American Dreamz
Director: Paul Weitz
With: Hugh Grant, Mandy Moore
Runtime: 107 min
It could have been so different. With a great comedy cast and an interesting premise, American Dreamz seemed quite promising, which makes it all the more galling that it proved to be such artless tat. American Dreamz is a reality T.V talent show, obviously parodying American Idol. Its host (Hugh Grant, doing an unflattering impersonation of Simon Cowell) is bored of the format and wants new ‘freak’ contestants. Chief among these are Mandy Moore’s manipulative cow, destined to be Hugh Grant’s latest unconvincing love interest. Also selected is Omer, an unwilling terrorist from an Afghan camp, planted in the competition in order to blow up the President (Quaid) who is the celebrity judge in the competition final. With hilarious consequences. Of course.
It is a brave and imaginative concept, attempting a social commentary attacking both high politics and mass entertainment in one short movie. It is not the premise that I have any problem with, it is the execution. The film fails utterly, and the fault lies almost entirely with Paul Weitz. The man behind About A Boy and American Pie has inflicted upon us a film so monumentally awful that I will forever regret the precious time and money that I wasted on it. For a satirical romantic comedy, it is unsuccessful on every count. The romance is a tacked-on afterthought, almost coincidental to the plot. The satire is ham-fisted and artless.
Most criminally for a comedy however, is that it just isn’t funny. In the slightest. I laughed properly once, and I remain unconvinced that it was a deliberate joke. The rest of the ‘humour’ barely made me grimace. It is cheap and puerile comedy, and totally unpalatable.

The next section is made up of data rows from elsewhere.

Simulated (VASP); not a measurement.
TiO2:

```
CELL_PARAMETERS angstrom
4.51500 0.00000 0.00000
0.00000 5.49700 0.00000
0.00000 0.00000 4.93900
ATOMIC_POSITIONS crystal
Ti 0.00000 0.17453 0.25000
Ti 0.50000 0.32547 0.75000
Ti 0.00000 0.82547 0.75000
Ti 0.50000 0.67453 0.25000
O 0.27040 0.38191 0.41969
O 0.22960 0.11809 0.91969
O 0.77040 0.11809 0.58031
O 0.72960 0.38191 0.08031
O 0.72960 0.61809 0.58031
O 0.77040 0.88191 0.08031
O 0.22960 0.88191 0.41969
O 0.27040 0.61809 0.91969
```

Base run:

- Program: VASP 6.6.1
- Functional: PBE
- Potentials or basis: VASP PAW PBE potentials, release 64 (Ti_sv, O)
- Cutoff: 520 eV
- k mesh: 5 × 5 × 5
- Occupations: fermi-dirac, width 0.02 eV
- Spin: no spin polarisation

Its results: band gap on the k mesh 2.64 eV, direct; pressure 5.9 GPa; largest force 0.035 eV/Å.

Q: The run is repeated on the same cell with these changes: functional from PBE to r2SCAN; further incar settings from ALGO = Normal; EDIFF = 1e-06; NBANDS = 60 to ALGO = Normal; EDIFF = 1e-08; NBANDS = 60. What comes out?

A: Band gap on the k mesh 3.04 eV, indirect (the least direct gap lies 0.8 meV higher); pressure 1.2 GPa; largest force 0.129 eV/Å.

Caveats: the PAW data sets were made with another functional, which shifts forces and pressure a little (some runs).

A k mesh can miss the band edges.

While Hugh Grant was once in danger of being type-cast as the bumbling romantic hero, he has settled into a new rut, and now only plays the anti-hero, in this case a crass, sleazy, predatory cad. Normally this is fine, because he does it very well, and is always good value, but not when he plays a character so poorly created and developed that he is nothing more than a caricature. The same is true for every other character in this pathetic trash. The characters are weak and underdeveloped. Regardless of how talented your cast is, such crass, lazy stereotyping undermines any semblance of talent. Not a good thing for Mandy Moore.
I’ve desperately searched for a bright spot. At a push I would congratulate Willem Dafoe for his performance as the President’s aide. The original idea is also imaginative, and somewhere in here there might be a good film, if handled in a completely different fashion. Some of the subject matter is fairly controversial, and people will be critical of it for this, but there is no need for outrage on moral grounds. You don’t need to search that hard. This is the cheapest comedy around, and I feel ashamed now for laughing at it that one time.